CASE STUDY
Digital card board for an automotive supplier
Colour-coded paper travelers mirrored digitally rather than replaced: the same geometry on large touch monitors — and production data lands in the ERP in real time instead of only at the end of the shift.

INDUSTRY
Automotive supplier (Tier 2)
SERVICES
Workflow Integration, Custom Web App, Legacy Bridge
TIMEFRAME
2011 · 6 months
/01
The situation
Physical travelers accompanied every component through the assembly lines, but the central ERP was only updated at the end of each shift via a manual batch run. The result was regular data lag, mismatched quantities and inaccurate stock levels. Management pushed for immediate full digitalization with rugged tablets at every single assembly station.

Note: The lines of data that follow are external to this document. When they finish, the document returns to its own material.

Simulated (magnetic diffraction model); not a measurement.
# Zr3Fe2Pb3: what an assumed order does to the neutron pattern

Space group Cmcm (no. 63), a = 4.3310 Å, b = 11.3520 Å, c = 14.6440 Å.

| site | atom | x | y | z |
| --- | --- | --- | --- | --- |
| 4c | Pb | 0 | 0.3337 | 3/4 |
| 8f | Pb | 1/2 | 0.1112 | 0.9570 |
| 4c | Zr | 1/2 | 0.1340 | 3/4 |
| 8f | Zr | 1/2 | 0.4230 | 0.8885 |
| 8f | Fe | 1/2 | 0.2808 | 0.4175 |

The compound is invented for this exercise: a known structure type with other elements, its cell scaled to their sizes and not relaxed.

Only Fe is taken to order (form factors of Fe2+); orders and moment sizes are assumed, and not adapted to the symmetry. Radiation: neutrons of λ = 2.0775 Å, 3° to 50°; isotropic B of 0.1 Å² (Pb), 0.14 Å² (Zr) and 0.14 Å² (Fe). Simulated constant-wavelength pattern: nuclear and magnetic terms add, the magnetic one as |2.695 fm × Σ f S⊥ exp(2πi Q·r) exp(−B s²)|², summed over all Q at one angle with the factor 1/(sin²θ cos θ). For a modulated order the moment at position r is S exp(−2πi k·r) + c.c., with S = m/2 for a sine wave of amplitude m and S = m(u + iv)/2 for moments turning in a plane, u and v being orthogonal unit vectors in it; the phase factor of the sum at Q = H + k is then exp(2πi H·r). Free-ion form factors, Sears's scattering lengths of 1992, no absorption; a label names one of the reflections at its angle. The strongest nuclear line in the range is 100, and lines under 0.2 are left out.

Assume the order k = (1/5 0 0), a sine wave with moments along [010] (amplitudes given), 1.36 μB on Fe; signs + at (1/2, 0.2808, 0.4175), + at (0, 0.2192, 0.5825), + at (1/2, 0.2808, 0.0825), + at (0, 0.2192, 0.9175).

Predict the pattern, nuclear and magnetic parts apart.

The workers had used heavy, colour-coded paper cards for over two decades. Shift leaders and operators read production status and urgent orders from fifteen metres away purely from the arrangement and colour of the cards on the staging racks. Small, greasy dropdown lists on tablets would have destroyed this ingrained visual mental model, cut output and triggered massive resistance.
/02
Our approach
Instead of imposing an abstract, table-based software grid, we designed a custom web application — the “Digital Card Board”. The interface adopted the geometry, colour world and typography of the original paper cards one to one. Large industrial touch monitors were mounted directly on the existing staging racks; operators moved the digital cards with a simple swipe gesture that precisely mirrored their familiar hand movement.
Technically, as a two-person team, we set up a lean, responsive frontend for the touch hardware. It talked to an on-premise middleware we developed that worked as a non-invasive terminal emulator: it captured the gestures on the shop floor and translated them in the background into keyboard macros that fed the data directly into the existing IBM AS/400 ERP — without touching the legacy system.
/03
The outcome
Data lag in the ERP dropped from four to eight hours of backlog to near real time — under two seconds. Stock levels and quantities matched the actual situation on the line again.
Because the interface respected the operators' historical mental model, acceptance was high from day one; onboarding took less than thirty minutes per shift group. The familiar visual status cues were fully preserved.